Here’s another paper for those playing with various optimization strategies


Hey, @arjunvis!

How generous of you sharing your knowledge! Thanks a lot! Made my day (and ruined my night :wink:)
I tried to micro-manage my bots and assigning tasks to them but that made them look even more stupid than before. This approach looks very elegant to me. Have to take a deeper look into this concept and how to generate the flowfield. My math-knowledge on that topic is kinda rusty...


@thorncorona , without your basis function code hard to be sure but definitely your plot looks too discontinuous . Points close together should have similar vectors to each other. It almost looks like you have a division by zero ?


@arjunvis I was wondering how you were able to train parameters quickly using the LBFGS method? I wrote a training program using simulated annealing, but it takes ages to run even 25 runs with 2 bots and 25 with four as one iteration of the algorithm. As a result, it doesn't seem feasible for training using that method. The main restriction seems to be the running time of those 50 instances of halite. I was using the winrate of the haliteBot against my control Bot as the score value for simulated annealing, but it just takes too long to calculate that value. Is there a better approach you could recommend?


@arjunvis First of all thanks for the interesting informations.
I feel quite stupid, but... how did you derive the real values from the gradient to 3d plot the map?


@arjunvis Amazing work! Definitely changed my view of how machine learning applies on real tasks.

I am trying to reimplement your approach and see where it leads to. But I am running into the same problem as @udpatil: the evaluation is just too slow. It takes up to 10 second for one match on my laptop. I saw you did quite some work to speed the process up:

I will start with recompiling the game engine and see where it brings me. I am using the scipy optimizer L-BFGS-B. Just signed up for google cloud platform as well for 24 cores, although I am unsure whether multiple cores help with my problem at all. If you have any other suggestions, please let me know.

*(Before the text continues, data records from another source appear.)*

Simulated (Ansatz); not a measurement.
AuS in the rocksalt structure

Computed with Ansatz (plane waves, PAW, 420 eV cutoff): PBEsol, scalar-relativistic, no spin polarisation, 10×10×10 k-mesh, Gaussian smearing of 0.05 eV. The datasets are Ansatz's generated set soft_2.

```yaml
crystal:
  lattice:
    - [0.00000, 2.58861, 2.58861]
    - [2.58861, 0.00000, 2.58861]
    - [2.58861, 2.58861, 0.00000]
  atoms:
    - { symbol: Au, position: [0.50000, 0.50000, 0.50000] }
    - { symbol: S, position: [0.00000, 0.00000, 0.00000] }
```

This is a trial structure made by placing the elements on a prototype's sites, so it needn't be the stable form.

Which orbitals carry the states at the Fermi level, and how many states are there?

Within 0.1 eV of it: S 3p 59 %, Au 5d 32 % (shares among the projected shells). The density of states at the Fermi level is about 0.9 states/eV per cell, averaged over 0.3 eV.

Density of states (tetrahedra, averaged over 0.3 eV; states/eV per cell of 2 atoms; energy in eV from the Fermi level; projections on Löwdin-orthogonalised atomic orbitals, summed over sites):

Hi @vricci , I start with the scalar potential function - ie i have a function z = f(x,y). it's easy to plot this function, which produces hills and valleys. I can then differentiate this function wrt x and y to get the gradient at any point. That is, i calculate the gradient from the potential function, not the other way around .

The scalar function is a sum of many individual peaks and valleys , as detailed in the long post.

The form of the scalar function is such that it is a) sensible , b) interpretable and c) calculating the gradient of the function is almost free assuming i have already calculated the function itself

Hope rereading the long post with the above context helps- pm me if you have further issues ! cheers -Arj


Hi @udpatil and @JD-ETH
The issue of speed v complexity is a good q and deserves deeper exploration:
This thread on the ML subforum touched on speed issues

My personal thoughts are

  • First thing: i would check how much time your bot uses vs how much time the engine uses. Run a game with full stats output and you will see how many milliseconds each bot takes on average. Eg if a game takes 10 seconds in total , and the sum of average_frame_response_time x number of frames alive for all bots is substantially less than 10 seconds, then you are engine-bound. Its v important to do this as it will give you a sense of what you can realistically do: eg if you take a minute per game, then youre better off relying on good old human artisanal coding, which I still think will win this contest :wink: OTOH if you get down to even a game a second (including parallelism), that's really not bad at all- you can get to sub-100 rank from scratch in a couple of hours.

  • It is always a good idea to speed up the execution engine, particularly for RL based approaches which require running many games - but now you may not have time to rewrite it before the contest ends .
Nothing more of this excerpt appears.